The problem with Turkey's PKK peace process

Solving the Kurdish problem is crucial as many see it as the "mother of all problems in Turkey."

al-monitor Flags with the portrait of Abdullah Ocalan, one of the founding members of the Kurdistan Workers Party (PKK), are carried during a protest by Kurds against Islamic State militant attacks on Syrian Kurds, in Istanbul, Sept. 21, 2014.  Photo by REUTERS/Murad Sezer.

Topics covered

turkey, peace talks, pkk, kurds, kandil, bdp, abdullah ocalan

Nov 10, 2014

There is definitely a blockage in the solution process with Kurds. If we are sincere and want the solution process to become a lasting solution to the Kurdish problem that is the "mother of all problems in Turkey," then we have to identify the causes of the delays and face the realities. Here are the realities I think we have to deal with:

There is not much difference between [Kurdistan Workers Party (PKK) leader Abdullah] Ocalan and the PKK/HDP [People's Democracy Party]: From the outset, government circles have insisted that there were differences between Imrali prison [where Ocalan is serving a life sentence] and other wings of the Kurdish political movement. There were even claims that the PKK/BDP/HDP, prompted by external forces, were plotting against their leader [the BDP is the pro-Kurdish Peace and Democracy Party]. But we understood from the remarks of Deputy Prime Minister Yalcin Akdogan and from what Murat Yetkin wrote in the daily Radikal that other wings were acting within parameters decided from Imrali. Therefore it is no longer possible to employ the line used every time there is a crisis that “we will talk to Ocalan and he will persuade the others.” The person to be persuaded is Ocalan himself.
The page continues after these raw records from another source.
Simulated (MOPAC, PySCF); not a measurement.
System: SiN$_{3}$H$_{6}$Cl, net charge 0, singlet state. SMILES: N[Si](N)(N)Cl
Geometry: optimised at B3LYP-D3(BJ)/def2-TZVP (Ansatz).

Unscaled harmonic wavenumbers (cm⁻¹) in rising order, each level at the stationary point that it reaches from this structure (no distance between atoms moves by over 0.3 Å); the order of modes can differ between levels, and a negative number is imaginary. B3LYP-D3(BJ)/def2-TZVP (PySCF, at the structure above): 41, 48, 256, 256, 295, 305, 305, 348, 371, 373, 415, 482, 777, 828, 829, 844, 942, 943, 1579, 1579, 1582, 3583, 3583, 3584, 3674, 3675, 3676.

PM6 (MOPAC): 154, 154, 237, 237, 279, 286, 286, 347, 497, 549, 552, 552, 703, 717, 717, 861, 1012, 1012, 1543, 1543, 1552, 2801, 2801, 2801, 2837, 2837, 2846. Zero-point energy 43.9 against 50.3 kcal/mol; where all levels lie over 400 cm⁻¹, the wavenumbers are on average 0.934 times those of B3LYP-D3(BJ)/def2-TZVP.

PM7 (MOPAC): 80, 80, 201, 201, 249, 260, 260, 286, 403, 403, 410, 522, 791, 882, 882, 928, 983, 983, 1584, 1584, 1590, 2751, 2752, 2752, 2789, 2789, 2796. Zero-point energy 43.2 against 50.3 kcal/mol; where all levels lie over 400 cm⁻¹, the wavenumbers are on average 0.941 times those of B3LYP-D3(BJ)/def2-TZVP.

Perceptions about foreign forces have been misjudged. The government, taking its lessons from the Oslo process and believing that Kandil [PKK military headquarters in northern Iraq] is subject to the influence of foreign forces, decided to place Ocalan at the center of the solution process. This was actually a correct strategy. But when the process was slowed down for political reasons and with the Kurdish problem rapidly becoming a regional — and even global — one with the unforeseen emergence of the Islamic State phenomenon, this strategy lost its functionality. The call of KCK [Kurdistan Communities Union] co-chair Cemal Bayik for third parties to supervise the solution process, and mentioning the US in that context, were significant. If we acknowledge that Bayik wouldn’t speak without Ocalan’s blessing, we may have to accept that the opportunity for solving our Kurdish problem without the interference of outsiders is evaporating.

The PKK does not intend to disarm: The success of the solution process needs disarming of the PKK more than just a cease-fire. Guns had long lost their legitimacy as a means of demanding rights. But with the Islamic State directly targeting Kurds in Iraq and Syria, guns re-emerged as a necessity. The PKK is trying to benefit from this legitimacy provided by the Islamic State in other venues as well. It is obvious that the Islamic State threat has not legitimized the attacks that occurred Oct. 6-7 against backers of [Turkish] Hezbollah Kurds, the killings of soldiers out of uniform in Yuksekova and Diyarbakir and executing a young man in Cizre on charges of being an agent. Apart from the Cizre execution, the PKK did not openly claim responsibility for the other attacks, but also did not clearly deny them. As long as the Kurdish political movement continues to consider violence as an instrument of politics in Turkey, it will not be easy to achieve peace and therefore a solution.

The government‘s problem of developing policy: It was mainly the efforts of the bureaucrats, especially the National Intelligence Organization [MIT], that enabled the process to come this far. After that phase their burden had to be taken over by politicians. That didn’t happen. Although government spokesmen constantly voice their faith in and attachment to the solution process, there are still serous blockages because of the government's inability to make the prerequisite political moves to accompany the developments. It seems that this is the way it will limp along until the coming general elections. The situation may change if there are extraordinary developments in the region, but by then it may be too late.